Venture Academy operates as what Gordon calls a social-mission business. The organization’s No. 1 priority is to help troubled teens make and sustain positive changes.
The business model seems to have been the right choice for Venture Academy, both in terms of speed of development and effectiveness, Gordon says.
“All I wanted to do was provide services for a client population that I thought needed Venture Academy,” he says.
Venture Academy is unique in Canadian youth social services for its fee-for-service model.
“The expectations that come with that private-pay model are, in my opinion, much greater,” Gordon says.
“With us, the stakes are much higher. (Parents) expect results.
“It’s a very high-demand service-delivery model.” But he would have it no other way, he adds. Venture Academy has been able to generate significant results in terms of realizing its social mission or purpose.

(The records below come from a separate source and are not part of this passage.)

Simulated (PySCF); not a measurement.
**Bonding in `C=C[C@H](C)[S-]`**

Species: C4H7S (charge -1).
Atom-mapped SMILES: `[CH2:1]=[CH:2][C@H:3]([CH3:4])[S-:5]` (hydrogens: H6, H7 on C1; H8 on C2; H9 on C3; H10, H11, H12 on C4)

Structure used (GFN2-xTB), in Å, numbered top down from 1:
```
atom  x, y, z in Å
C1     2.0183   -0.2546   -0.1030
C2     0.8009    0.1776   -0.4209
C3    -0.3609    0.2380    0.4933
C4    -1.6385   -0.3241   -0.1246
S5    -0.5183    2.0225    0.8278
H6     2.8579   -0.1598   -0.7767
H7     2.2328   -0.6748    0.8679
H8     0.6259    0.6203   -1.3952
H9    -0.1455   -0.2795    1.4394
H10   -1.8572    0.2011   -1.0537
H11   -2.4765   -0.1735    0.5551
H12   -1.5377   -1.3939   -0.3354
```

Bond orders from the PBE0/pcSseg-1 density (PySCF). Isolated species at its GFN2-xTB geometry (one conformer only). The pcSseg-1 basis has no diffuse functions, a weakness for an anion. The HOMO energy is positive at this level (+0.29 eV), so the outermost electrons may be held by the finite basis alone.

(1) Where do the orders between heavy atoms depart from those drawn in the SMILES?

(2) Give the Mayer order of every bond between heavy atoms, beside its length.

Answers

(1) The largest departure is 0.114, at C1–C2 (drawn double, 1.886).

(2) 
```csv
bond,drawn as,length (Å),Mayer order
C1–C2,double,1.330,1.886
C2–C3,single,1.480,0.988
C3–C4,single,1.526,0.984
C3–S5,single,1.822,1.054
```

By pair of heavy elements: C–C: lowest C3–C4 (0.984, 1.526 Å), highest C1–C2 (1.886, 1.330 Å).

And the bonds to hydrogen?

Launched first in Kelowna, B.C., Venture Academy has served hundreds of families from across the country. A Barrie campus was opened in 2009, due to high demand from families in Ontario and Eastern Canada for the program, Gordon says.
Distinguishing elements of the program include its comprehensive 30 Day Assessment and Intervention program, its environment, an individualized treatment plan and a host-family model, which has youth stay each night with trained Venture Academy staff where they have the chance to “practise” at being part of a healthy family dynamic.